As an initial matter, the Court notes that "the Ninth Circuit has never decided which side bears the initial burden of proving custody or a lack of custody." United States v. Paiz, No. CR 06-00710 WHA, 2007 WL 1052891, at *3 n.2 (N.D. Cal. Apr. 5, 2007); accord United States v. Hayes, No. 13-CR-00085-JD-1, 2014 WL 5408425, at *3 (N.D. Cal. Oct. 22, 2014). However, at the hearing, both parties agreed that for purposes of this motion, Defendant bore the burden to prove custody. Hearing Transcript at 4:9-14. This is in agreement with opinions issued from the Second, Fifth, Sixth, and Eighth Circuits, as well as from numerous district courts that have explicitly held that a defendant bears the burden of proving he was in custody at the time incriminating statements were made. See, e.g., United States v. Jorgensen, 871 F.2d 725, 729 (8th Cir. 1989); United States v. Smith, 783 F.2d 648, 650 (6th Cir. 1986); United States v. Davis, 792 F.2d 1299, 1308 (5th Cir. 1986); United States v. Arboleda, 633 F.2d 985, 989 (2d Cir. 1980); United States v. Abbas, 418 F. Supp. 2d 280, 285 (W.D.N.Y. 2006); United States v. Donaldson, 493 F. Supp. 2d 998, 1003 (S.D. Ohio 2006); United States v. Morriss, No. 06-6010, 2006 WL 3519344 (W.D. Mo. Dec. 6, 2006).

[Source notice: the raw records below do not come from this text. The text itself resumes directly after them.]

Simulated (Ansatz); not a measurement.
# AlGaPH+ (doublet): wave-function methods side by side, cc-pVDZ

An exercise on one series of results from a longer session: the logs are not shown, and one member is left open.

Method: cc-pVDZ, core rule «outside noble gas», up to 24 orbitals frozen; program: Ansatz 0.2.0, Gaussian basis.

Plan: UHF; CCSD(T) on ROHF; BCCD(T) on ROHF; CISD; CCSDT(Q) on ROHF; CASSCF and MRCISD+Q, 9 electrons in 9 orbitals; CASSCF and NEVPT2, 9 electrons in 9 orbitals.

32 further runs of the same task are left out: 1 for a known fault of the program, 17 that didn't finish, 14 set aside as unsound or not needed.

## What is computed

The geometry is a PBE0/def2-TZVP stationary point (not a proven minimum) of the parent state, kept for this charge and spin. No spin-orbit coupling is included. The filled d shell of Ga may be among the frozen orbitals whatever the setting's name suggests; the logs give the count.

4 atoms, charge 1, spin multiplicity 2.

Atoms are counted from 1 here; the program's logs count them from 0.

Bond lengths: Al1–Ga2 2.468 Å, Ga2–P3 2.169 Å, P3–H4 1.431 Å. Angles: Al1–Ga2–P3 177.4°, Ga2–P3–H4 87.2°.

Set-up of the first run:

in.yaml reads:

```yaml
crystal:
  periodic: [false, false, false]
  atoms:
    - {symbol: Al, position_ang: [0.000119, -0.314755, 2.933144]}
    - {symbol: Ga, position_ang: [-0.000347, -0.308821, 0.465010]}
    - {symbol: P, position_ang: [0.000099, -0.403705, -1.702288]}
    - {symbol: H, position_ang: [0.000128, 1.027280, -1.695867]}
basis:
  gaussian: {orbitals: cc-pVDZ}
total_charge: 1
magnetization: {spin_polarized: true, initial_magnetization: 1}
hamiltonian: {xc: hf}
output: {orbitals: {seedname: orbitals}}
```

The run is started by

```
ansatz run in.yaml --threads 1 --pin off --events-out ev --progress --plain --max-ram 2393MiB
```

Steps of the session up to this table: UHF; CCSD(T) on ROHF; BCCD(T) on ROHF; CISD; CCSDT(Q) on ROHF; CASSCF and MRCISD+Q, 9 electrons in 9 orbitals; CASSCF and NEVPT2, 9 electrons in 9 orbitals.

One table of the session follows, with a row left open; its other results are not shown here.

i. Defendant Was Not In Custody For Purposes Of Miranda
The Ninth Circuit has set forth the following non-exhaustive list of factors that are particularly relevant to the custody inquiry: "(1) the language used to summon the individual; (2) the extent to which the defendant is confronted with evidence of guilt; (3) the physical surroundings of the interrogation; (4) the duration of the detention; and (5) the degree of pressure applied to detain the individual." Kim, 292 F.3d at 973 (quoting United States v. Hayden, 260 F.3d 1062, 1066 (9th Cir. 2001)) (internal quotation marks omitted). Other factors may also be "pertinent to, and even dispositive of, the ultimate determination whether a reasonable person would have believed he could freely walk away from the interrogators." Id. at 974. For the reasons further explained below, the Court finds that here, in the totality of the circumstances, Defendant was not in custody.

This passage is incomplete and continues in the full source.